The cases were pretty straightforward, IMO, if you'd just read Hoffmann.
Manchester BS v Meadows.
Building Society seeks accounting advice from an accountant, who tell them that the wheeze of "hedging accounting" is the way to go. As a result of the advice the Society engages in some gambling on interest rate movements via swaps contracts. The exciting accounting procedure hid how badly losing the swaps were. The regulator informs the BS that it can't use this exciting new accounting method to avoid regulatory capital requirements. To extricate itself from its arrangements, the BS ends up closing out the swaps for £32m.
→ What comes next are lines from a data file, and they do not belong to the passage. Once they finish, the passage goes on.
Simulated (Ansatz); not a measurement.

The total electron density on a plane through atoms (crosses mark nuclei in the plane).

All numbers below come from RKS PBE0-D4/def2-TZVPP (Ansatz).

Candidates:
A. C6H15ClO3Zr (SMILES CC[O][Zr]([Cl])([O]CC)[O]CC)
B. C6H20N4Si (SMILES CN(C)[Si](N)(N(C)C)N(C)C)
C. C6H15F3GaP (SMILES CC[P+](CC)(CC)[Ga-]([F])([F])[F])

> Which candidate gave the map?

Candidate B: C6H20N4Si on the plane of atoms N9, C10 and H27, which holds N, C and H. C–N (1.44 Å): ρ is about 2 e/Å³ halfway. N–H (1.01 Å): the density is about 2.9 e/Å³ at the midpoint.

The easier one is Khan v Meadows.
Woman seeks advice on whether she carries the haemophilia gene. Doctor negligently advises that she does not. Child is born who, if the advice had not been given, would not have been, who has both haemophilia and autism. Is the doctor liable for the costs of the autism (it is accepted that they're liable for the costs of haemophilia)?
The majority ask: what is the purpose of the duty?
In Manchester BS [34] the purpose of the advice was to enable the Building Society to adopt its exciting new business model. The BS failed to understand that they couldn't adopt this because of the auditor's advice. So, when the regulators told them to draw their necks in, the loss was within the purpose of the duty.
Khan is really straightforward. Was the purpose of the duty assumed by the doctor (to advise about the haemophilia gene) there to protect against the costs of autism? No [68]
Lord Burrows (who cites many academics on this list) would have placed more emphasis on policy matters. Lord Leggatt would have placed more emphasis on the language of causation. The majority don't agree with them.
The majority's approach seems to me to be clearly correct, but they add in an unfortunate six stage "test" for liability in negligence. You'd have thought they'd have learned their lesson with so many previous "tests" having gone down in flames after launch, but apparently not.
The reason there was a seven member panel was because it had been originally thought that SAAMCo was going to be challenged (one of the panel writes a textbook very critical of the rule introduced by Lord Hoffmann). This didn't happen, probably because the prospects for it being overturned at this point is zero. Good.
As a stylistic matter, I think it would be better if judges returned to just answering the question the facts before them pose. We have now had many cases and judgments attempting to give the "definitive" formulation of the SAAMCo principle (which is in fact relatively straightforward, as the majority make clear).
A welcome break from the grind of marking. (And the horror of being chair of examiners. Never see how the sausages are made).